History of Donegal Township
Donegal was one of the thirteen original townships of Washington County when the county was established in 1781. At the time, its geographic territory encompassed not only the current bounds of Donegal Township but also the Townships of Buffalo, East and West Finley, and the western portion of Green County. The first deduction from the original Donegal Township came in 1788 with the formation of Finley Township (later split further into East and West Finley Townships). In 1793, sixty local residents presented a petition to the court of Quarter Sessions to subdivide the township in order to eliminate unnecessary hardships on making road repairs and transacting business at “unreasonable distances from home,” (Crumrine), the petition called for a new township to be called New German Township. However, the Court denied the petition. Five years later, at an April session of the court in 1798, the residents of Donegal once again presented another petition hoping to divide their township. The petition was not acted upon until March of 1799, at which time the court ordered a division of Donegal Township, with the “Upper division” to be called Buffalo Township (Crumrine). This reduced Donegal Township to a size almost identical to its current configuration, only minor boundary changes having taken place in the Township in the over 200 years since.
The earliest white settlement in the township, of which there is record, is that of Thomas Clark in 1773. His land was surveyed by Ohio County, which at that time was part of Virginia. However, nothing else is known of Clark, as the surveyor’s minutes revealed that Clark transferred his 363 acres called“Apollos” to John Chapman in 1779. Other early settlements included 400 acres named “Sylvia’s Plain” and deeded in 1785 to Jacob Lefler by Virginia, as “Content,” a 400 acre tract on “Buffalo waters” granted to Thomas Waller by Virginia in 1780 (Crumrine). Waller was the original owner of the “Superfine Bottom” tract, which later became the Borough of Claysville.
Donegal Township also has a rich history as the site of many skirmishes with Native Americans. As it was at the far western edge of the “frontier” at the time of its founding, there were several “forts” in the area. Around 1774, Jacob Rice settled a 400 acre tract of land currently located in Donegal Township on Lake Road (History of the Buffalo Creek Valley, Buffalo Creek Watershed Management Plan). Rice’s Fort was a refuge for 12 families in the immediate area and was well used throughout the Revolutionary War.

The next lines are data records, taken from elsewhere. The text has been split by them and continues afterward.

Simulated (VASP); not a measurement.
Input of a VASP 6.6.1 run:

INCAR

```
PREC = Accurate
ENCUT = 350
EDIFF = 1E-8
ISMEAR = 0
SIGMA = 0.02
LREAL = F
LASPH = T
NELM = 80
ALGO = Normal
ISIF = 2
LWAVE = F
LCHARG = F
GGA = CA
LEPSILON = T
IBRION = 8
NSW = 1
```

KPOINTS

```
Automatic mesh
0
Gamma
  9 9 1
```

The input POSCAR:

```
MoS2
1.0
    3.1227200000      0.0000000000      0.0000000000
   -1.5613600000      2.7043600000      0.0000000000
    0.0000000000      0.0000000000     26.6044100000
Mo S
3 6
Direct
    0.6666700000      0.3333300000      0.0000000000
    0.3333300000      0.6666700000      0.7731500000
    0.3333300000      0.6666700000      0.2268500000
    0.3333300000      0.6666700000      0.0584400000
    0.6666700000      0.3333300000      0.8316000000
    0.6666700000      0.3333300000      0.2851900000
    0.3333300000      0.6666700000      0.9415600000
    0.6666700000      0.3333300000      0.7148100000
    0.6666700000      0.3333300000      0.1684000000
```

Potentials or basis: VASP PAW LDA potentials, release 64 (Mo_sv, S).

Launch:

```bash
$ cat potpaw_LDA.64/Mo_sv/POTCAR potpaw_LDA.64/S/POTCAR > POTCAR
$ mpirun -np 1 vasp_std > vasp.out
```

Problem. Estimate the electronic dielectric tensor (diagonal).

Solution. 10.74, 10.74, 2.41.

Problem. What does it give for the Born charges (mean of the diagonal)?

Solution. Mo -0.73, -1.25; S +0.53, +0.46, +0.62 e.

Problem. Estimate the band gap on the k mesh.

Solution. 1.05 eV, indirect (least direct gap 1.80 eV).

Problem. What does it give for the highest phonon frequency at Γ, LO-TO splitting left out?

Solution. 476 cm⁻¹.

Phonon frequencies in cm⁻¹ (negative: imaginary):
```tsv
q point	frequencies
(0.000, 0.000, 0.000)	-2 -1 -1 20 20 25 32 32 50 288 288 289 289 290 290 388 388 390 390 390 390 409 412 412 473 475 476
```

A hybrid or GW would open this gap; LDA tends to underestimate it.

The fort was the last attack made by the British-allied Native Americans during the Revolution War, when it successfully repelled attacks from over 70 Native Americans in September of 1782 (Crumrine). Miller’s Blockhouse was also an important local frontier fort. Located on Dutch Fork Lake, Jacob Miller settled 400 acres of land on this site in the 1770s (History of the Buffalo Creek Valley, Buffalo Creek Watershed Management Plan). There is much documented action at this fort, which was used as a rendezvous point for scouts and rangers. A notable attack was the heroic defense of the blockhouse for over 24 hours by Ann Hupp after both her husband and father were killed by Hostile Native Americans (History of the Buffalo Creek Valley, Buffalo Creek Valley, Buffalo Creek Watershed Management Plan).
Another interesting bit of history involves local religious organizations. Alexander Campbell is considered the principal founder of the Church of Christ, and for many years Campbell was a local resident (History of the Buffalo Creek Valley, Buffalo Creek Watershed Management Plan). Many baptisms occurred on the David Bryant farm in a deep pool of Buffalo Creek. This site is now located proximity in the Green Cover Wetland Area owned by the Pennsylvania Game Commission (History of the Buffalo Creek Valley, Buffalo Creek Watershed Management Plan).
One piece of lost Township history includes the former Village of Vienna. Vienna was a station of the Hempfield Railroad in Donegal Township, about midway between Claysville and West Alexander and also gave its name to the small hamlet clustered about it on the National Road. The railroad was opened at this point in the fall of 1856, and about the same time a post-office was established at Vienna, with George Chaney as postmaster. At the turn of the twentieth century, besides the post-office, Vienna had two stores, two blacksmith-shops, and seven dwelling-houses (Crumrine).